I’ve encountered an interesting issue while using torch.compile()
for inference with a RegionViT model and would appreciate help debugging it.
I’ve filed a detailed bug report here: TypeError when using torch.compile with RegionViT under torch.inference_mode() · Issue #146780 · pytorch/pytorch · GitHub
My main goal is to understand which part of the code is causing the issue and how to fix it in my implementation.
Reproduction Steps
Install required packages:
pip install birder torch torchvision torchaudio
Run the following minimal example:
from birder.model_registry import registry
import torch
net = registry.net_factory("regionvit_t", input_channels=3, num_classes=1000)

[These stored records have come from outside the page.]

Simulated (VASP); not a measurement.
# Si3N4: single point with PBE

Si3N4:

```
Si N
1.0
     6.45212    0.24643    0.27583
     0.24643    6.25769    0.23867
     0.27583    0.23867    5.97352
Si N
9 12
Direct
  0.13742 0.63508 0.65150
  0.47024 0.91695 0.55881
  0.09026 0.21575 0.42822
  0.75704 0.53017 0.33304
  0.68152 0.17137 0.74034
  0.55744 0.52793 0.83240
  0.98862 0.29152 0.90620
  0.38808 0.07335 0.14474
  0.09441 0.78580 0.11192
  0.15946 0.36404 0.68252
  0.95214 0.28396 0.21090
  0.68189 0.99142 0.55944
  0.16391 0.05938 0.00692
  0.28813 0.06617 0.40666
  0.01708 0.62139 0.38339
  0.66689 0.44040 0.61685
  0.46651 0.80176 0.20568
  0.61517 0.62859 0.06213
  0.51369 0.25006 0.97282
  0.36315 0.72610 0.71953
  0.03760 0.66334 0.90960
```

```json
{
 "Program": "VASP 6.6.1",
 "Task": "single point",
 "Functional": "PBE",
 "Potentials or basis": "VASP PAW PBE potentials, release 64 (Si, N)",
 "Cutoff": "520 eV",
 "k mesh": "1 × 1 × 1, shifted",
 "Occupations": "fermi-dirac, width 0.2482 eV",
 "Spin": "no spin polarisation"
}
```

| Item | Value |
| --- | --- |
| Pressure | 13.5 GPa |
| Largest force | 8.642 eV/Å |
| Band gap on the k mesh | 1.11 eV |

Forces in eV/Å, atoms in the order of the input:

net.to(torch.device("cuda"))
net.eval()
net = torch.compile(net)
with torch.inference_mode():
net(torch.rand(1, 3, 256, 256, device=torch.device("cuda")))
Debugging Attempts
I’ve added print statements to locate the failure point and observed some unexpected behavior. In the main forward pass (reference: [birder/net/regionvit.py · c1f5f9adb6b552af7f1cd2b9603e8a5abf8d3340 · birder / birder · GitLab)):
def forward(self, cls_tokens: torch.Tensor, patch_tokens: torch.Tensor) -> tuple[torch.Tensor, torch.Tensor]:
(cls_tokens, patch_tokens) = self.proj(cls_tokens, patch_tokens)
(out, mask, p_r, p_b, B, C, H, W) = convert_to_flatten_layout(cls_tokens, patch_tokens, self.ws[0])
for blk in self.blocks:
# print("A")
out = blk((out, B), mask)
# print("B")
# print("C")
(cls_tokens, patch_tokens) = convert_to_spatial_layout(out, B, C, H, W, self.ws, mask, p_r, p_b)
return (cls_tokens, patch_tokens)
Interestingly:
- Adding print statements at points A or B makes the code succeed
- Adding print statements at point C still results in failure
- Any print statement inside the
blk
forward pass also leads to success
Does anyone have any ideas on how to zero in on the issue? Any insights or suggestions would be greatly appreciated.